Participants were assigned to the three conditions such that each group was well-matched for age, sex and short-term memory ability. To factor out the confounding effect of preference for, and familiarity with, either digital or analogue methods, participants who regularly used digital tablets for scheduling were assigned to the Tablet group, and those who reported the greatest use of smartphones were assigned to either the Tablet or Phone group.
The researchers were interested in three main questions:
- How long did participants take to complete each method of recording the appointments; and
- How well did participants recall the information they had recorded using each method; and
- What was happening in participants’ brains as they attempted to recall the information in order to answer both simple and complex questions?
The answer to the first question may be surprising to those of us who abandoned our paper diaries on the promise that high-tech scheduling solutions were so much more efficient. Filling in the paper datebook took participants an average of 11 minutes, while participants assigned to using the tablet and smartphone took 14 minutes and 16 minutes respectively. The effect of familiarity with using devices for schedule management was assessed by assigning some participants who usually used a paper diary, to use either the tablet or smartphone for the recording task. This group was labelled the Device group in the scatter plot below, and as you can see, this group took about as long to perform the task as participants who habitually used devices for scheduling tasks and appointments (N.B. each dot on the scatter plot represents the time taken by an individual participant to complete the task):
Information recall was tested using a multiple choice format in which four possible answers were offered for each of 16 questions. Five of these were simple questions, such as what date a particular assignment was due; and the remaining nine were complex questions, such as converting the date of an appointment to the day of the week on which it fell, and recalling the relationship between multiple appointments (e.g. in which order they occurred). Participants performed the memory retrieval task whilst inside a functional magnetic resonance imaging (fMRI) scanner, which measures blood flow in specific regions of the brain. Increased blood flow is an indicator of increased neuronal activity in that area.
There was no difference in overall recall accuracy between the three groups, but those who had been assigned to hand-write the appointments in a datebook did better on the simple recall tasks:
Ok, so it takes less time to record appointments in a datebook than on your fancy-schmancy device, and you can remember those appointments more easily when you write them down on paper than when you use a stylus on a tablet, or tap boxes on a screen. The researchers interpreted these findings as suggesting “that the cognitive processes for the Note group were actually deeper and more solid”.

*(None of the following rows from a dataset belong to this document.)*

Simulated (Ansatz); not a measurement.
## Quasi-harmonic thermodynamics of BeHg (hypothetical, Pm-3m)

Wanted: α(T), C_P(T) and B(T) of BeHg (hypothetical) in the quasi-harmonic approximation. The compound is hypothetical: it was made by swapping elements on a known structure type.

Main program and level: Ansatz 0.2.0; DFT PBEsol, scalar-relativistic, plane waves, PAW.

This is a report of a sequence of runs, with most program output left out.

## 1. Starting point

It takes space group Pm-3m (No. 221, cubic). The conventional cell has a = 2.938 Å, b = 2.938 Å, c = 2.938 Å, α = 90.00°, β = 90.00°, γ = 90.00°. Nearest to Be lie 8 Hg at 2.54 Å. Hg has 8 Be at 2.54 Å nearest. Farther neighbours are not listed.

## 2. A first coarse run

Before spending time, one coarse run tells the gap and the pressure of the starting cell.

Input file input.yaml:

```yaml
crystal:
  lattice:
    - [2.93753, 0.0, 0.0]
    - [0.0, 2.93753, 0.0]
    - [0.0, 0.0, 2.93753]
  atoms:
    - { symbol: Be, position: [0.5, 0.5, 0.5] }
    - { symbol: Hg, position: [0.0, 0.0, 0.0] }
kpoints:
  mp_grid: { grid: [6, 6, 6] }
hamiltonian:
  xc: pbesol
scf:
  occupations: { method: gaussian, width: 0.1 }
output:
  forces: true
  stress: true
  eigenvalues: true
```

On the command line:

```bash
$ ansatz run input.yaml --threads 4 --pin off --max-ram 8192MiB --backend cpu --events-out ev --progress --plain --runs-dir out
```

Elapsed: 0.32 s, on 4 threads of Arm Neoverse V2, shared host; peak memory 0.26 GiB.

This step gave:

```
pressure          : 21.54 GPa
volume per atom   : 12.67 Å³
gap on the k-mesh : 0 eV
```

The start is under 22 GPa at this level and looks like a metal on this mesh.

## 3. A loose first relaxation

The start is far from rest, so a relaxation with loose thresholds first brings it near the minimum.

But stuff got really interesting when the researchers compared the brain activity of participants in each group during the memory retrieval task. The fMRI scans showed that participants who hand-wrote the appointments in a datebook had more activity than either the tablet or smartphone groups, in brain regions and networks associated with language and imaginary visualisation, and in the hippocampus – a brain structure that is known to be important for memory and navigation. These findings indicate that the pen-on-datebook participants were searching their memory-banks for specific words, and picturing in their mind’s eye where they had written these words on the pages of the datebook.
Although participants assigned to the tablet had used a stylus, simulating the handwriting element of the task, their fMRI scans indicated that they were less able to visualise the appointments on the screen than those who wrote on paper. The researchers attributed this to the uniformity of screens, which provide no visual ‘hooks’ on which the brain can ‘hang’ memories for easier retrieval:
“The significant superiority in both accuracy and activations for the Note group suggested that the use of a paper notebook promoted the acquisition of rich encoding information and/or spatial information of real papers and that this information could be utilized as effective retrieval clues, leading to higher activations in these specific regions.”
Paper Notebooks vs. Mobile Devices: Brain Activation Differences During Memory Retrieval
And they express serious concerns about the profound effect that switching from analogue to digital teaching tools could have on our ability to learn, recall what we’ve learned, and work with that information in complex ways:
“Our present experiments demonstrated that brain activations related to memory, visual imagery, and language during the retrieval of specific information, as well as the deeper encoding of that information, were stronger in participants using a paper notebook than in those using electronic devices. Our results suggest that the use of a paper notebook affects these higher-order brain functions, and this could have important implications for education, particularly in terms of the pros and cons of e-learning. The expanded use of mobile devices or computers could undercut the use of traditional textbooks and paper notebooks, which may in fact provide richer information from the perspective of memory encoding.”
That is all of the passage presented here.